Can anyone tell me why I would get a 27 volt reading on a 120v circuit.
I have a old home but some of the home has been re-wired. I am
remodeling my bath room and removed old florescent lights. I tested
the power at the connections and got a reading of 27v. I climbed in
the attic and it looks like the wire is coming from a junction box with
several other wires. It looks like the work was done by a pro. The
upstairs has 2-20amp (connected together) circuits.
Probably because you're using a digital voltmeter, which is reading a very
very low amperage induced current in the conductor you're testing. Try using
an analog meter instead, and you'll probably see -zero- volts.
Doug Miller (alphageek at milmac dot com)
I've had only HORRIBLE experience with digital voltmeters (plural).
Please do say more about the problems with them.

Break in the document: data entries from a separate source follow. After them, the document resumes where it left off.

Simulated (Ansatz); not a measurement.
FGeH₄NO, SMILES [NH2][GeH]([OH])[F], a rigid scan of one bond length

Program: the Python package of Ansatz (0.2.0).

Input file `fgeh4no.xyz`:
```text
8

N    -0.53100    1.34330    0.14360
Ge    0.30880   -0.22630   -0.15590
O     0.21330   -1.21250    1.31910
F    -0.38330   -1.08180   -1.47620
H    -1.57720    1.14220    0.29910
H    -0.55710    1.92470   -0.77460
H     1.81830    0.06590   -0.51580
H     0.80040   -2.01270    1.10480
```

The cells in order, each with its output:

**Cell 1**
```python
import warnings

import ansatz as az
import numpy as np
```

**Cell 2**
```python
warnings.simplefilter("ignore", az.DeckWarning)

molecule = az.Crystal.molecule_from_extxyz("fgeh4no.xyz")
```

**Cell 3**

And if some are OK, or even EXCELLENT -- what is it that
makes them that way -- as compared with the el-cheapo ones
that seem reliable only on DC (batteries, etc). AC -- forget
(At least that's my experience.)
You are using a low impedance (resistance) meter (cheapo). It is not
invisible to the circuit when you connect it. All meters have an internal
The lower the resistance of anything, the more current (amps) will flow
through it. The more current that flows through it the higher the voltage
drop across it.
The sum of the voltages in a loop with 120v source will be 120. How the
120 is divided among the components in the loop depends on the resistance
of each device but it will always add up to 120.
I have a cheapo digital and an old high impediance analog meter. When I
get a reading such as you did, I get out the analog. It always proves the
You have a few choices here:
a) Trust me (ill advised according to many).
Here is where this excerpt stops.